Fundamentals of Data Transformation / Working with multiple collections using $lookup
At MongoDB, we have a guiding principle.
Data that is accessed together should be stored together. However, sometimes we may have to store frequently accessed data in separate collections.
For example, you may choose to divide data to optimize read write operations, or perhaps data privacy or security policies might require certain data types to be stored separately.
So how can you combine data from multiple collections and keep your queries and application logic simple?
Luckily, MongoDB aggregation pipelines can help you do this. In this video, we'll discuss how you can use the lookup stage to combine data from multiple collections. We'll also discuss how to use the set stage to transform and structure data.
The lookup stage in MongoDB lets you combine data from the aggregation pipelines input collection with data from a second collection. This results in documents that have combined data from the input collection and the new joined collection.
These documents are then passed along to the next aggregation stage. To better understand how the lookup stage works, let's look at it in action. As you may recall, we've been building an aggregation pipeline which tracks orders from a collection named sales with documents like this.
These documents record all of the books sold to a specific customer on a particular date.
Imagine we want to include a recommendations feature. To do this, we need to identify customers who have purchased books within a specific genre. In this example, we'll look for customers who have purchased children's books from us. We'll also identify what books they've purchased in the past within that genre so we can send them recommendations for new ones via email.

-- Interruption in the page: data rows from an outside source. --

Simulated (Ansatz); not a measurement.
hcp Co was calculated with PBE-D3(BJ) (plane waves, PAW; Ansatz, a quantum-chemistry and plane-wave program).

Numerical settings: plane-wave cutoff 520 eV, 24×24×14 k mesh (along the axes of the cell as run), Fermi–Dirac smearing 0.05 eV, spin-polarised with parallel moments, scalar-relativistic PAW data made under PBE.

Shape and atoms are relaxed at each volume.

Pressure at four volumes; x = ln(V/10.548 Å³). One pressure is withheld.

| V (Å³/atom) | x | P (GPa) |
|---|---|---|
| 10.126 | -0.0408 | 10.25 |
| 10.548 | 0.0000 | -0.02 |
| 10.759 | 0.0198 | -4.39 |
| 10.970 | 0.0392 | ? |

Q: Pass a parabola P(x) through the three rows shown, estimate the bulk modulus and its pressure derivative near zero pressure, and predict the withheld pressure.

To do this, we'll join customer names and email addresses from a second collection called customers with our sales collection data. The documents in the customer's collection look like this. These documents contain the customer's first and last names, email address, city and state, and any purchases the customer has made. These sales are referenced by their corresponding object IDs in the sales collection.
The object ID for the customer document is referenced in those same sales documents.
Let's use the lookup stage to combine data from the two different collections.
We'll look up the customer details from our customer's collection. We'll use the value of the customer field in our input documents. This value corresponds with a unique ID field in the documents of the customer's collection.
Finally, we'll join that data to our input documents as an array named customer details.
If we ran the pipeline with only the lookup stage, the documents we received would look like this.
The customer details array adds a lot of information to our output, which already contains much more data than we need. We should avoid sending unnecessary data across the pipeline because it can complicate logic and impact performance.
Remember, we want to identify customers who have purchased children's books. Once we've identified these customers, we need their name, email address, and what children's books they've already purchased. Clearly, we need to further transform our data. To help us transform the data, we'll unwind the newly added customer details array so we can directly access the fields. This will allow for a simpler project stage at the end of our pipeline. Now that we've got that done, we need to filter for documents that have a genre of children's literature.
To do this, we'll use the set stage. The set stage allows you to transform your data by adding new fields or updating existing fields within a pipeline.
In our set stage, we'll create a new field named children's books using filter to extract books with the genre children's literature from the books array.
This field will be created for all of our output documents, but only those that contain children's books will have data in the field. The rest will have a value of null.
The filter operator uses the following parameters.
Input, which describes what we're filtering. In our case, the books array. As, which allows us to create a variable for our filter, which we'll call book.
And cond, which allows us to specify a condition that an element of the array must meet. In this case, we use an equality expression. For each book variable created, we'll evaluate whether it meets the condition we specify. In this case, we want to check if the genre of the book matches children's literature.
When we run this pipeline, we get documents which include our sales records, the customer details from the customer associated with the sale, and the newly created children's books field. This field is only populated if the sale includes a children's book. This document does contain a children's book, and it has data in the children's books field. However, this pipeline will also output sales documents that contain no children's books, which isn't very useful for us.
Let's add in a simple match stage requiring that any documents output after this stage must not have a value of null for the children's books field. Now our pipeline only shows us sales records when the customer purchased a children's book. Finally, we'll use a project stage.
This project stage will remove the ID field from the output documents, combine the customer's first and last names into a single string, include the customer's email and the children's books field that we created with our set stage.
By including the three fields that we want, everything else will be excluded by the project stage.
Our aggregation pipeline is finished. Let's see what we get when we run it. And look at that. We have exactly what we wanted.
There's now one document for each customer who has purchased children's books from us. This document includes their name, email address, and what children's books they've already purchased. Great work. Let's review what we've learned in this video.
The lookup stage joins two different collections and adds match documents as an array. The set stage adds new fields or updates existing fields in your pipeline documents. We also created an aggregation pipeline using these stages. See you in the next one.